Today I found two raspberries in the garden, they were sweet and tart at the same time. I think they were the last raspberries this summer and that makes me a little sad.
I really do love autumn, the colours and the smells and the light can be magical, but summer is always summer. The long days, the almost impossibly short nights, the trips to the beach, not having any time to keep and the slower pace of life during summer vacation.
At the moment it feels like I’m running about doing everything and nothing, and I keep forgetting things (or I keep thinking I have forgotten something and that stresses me out)! I suppose it doesn’t help that I sleep poorly, have never ending headaches (head cold?) and just a feeling of meh…
Last week was so intense. The anthology was released (yay yay yay!) and on Saturday we had a release party on Facebook (so much fun!). And on Sunday (was that really only yesterday?) I had two services to go to, work wise, and I was completely spent when I got home at 8.30pm.
It’s almost like it’s all a little too much at the moment, or is it that I need to do more?
I don’t know.
I feel as if I would like (need?) something to look forward to. I’ve had the book release hanging there all spring and summer, but now I’m like: “Huh… what now?” All I see are work things.

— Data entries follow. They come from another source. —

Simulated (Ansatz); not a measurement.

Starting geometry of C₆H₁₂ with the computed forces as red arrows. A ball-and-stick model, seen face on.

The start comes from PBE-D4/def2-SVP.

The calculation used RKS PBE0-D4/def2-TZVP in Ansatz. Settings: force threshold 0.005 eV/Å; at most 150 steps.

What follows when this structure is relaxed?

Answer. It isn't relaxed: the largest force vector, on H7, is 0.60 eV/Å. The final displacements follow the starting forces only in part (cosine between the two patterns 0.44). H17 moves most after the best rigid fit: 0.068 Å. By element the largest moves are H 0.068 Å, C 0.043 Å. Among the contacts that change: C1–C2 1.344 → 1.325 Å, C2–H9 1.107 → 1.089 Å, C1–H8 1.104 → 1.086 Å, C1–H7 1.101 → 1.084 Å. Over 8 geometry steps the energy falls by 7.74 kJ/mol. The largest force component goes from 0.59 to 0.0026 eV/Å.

Well, there IS Gothenburg Book fair, last weekend in September. I’m hoping to get to go on Sunday (pretty pretty please let me be able to go!). I mean, can it get much better? A whole fair full of books and authors and poets and bookish people!
No, no it can not get any better.
Anyhow, people ask me all the time about the patch on my face. But sometimes they don’t, they just talk to me like they did before, and that my friends is wonderful. The scar is about 5 cm long, but as thin as scars get. It’s gonna heal just fiiiiine.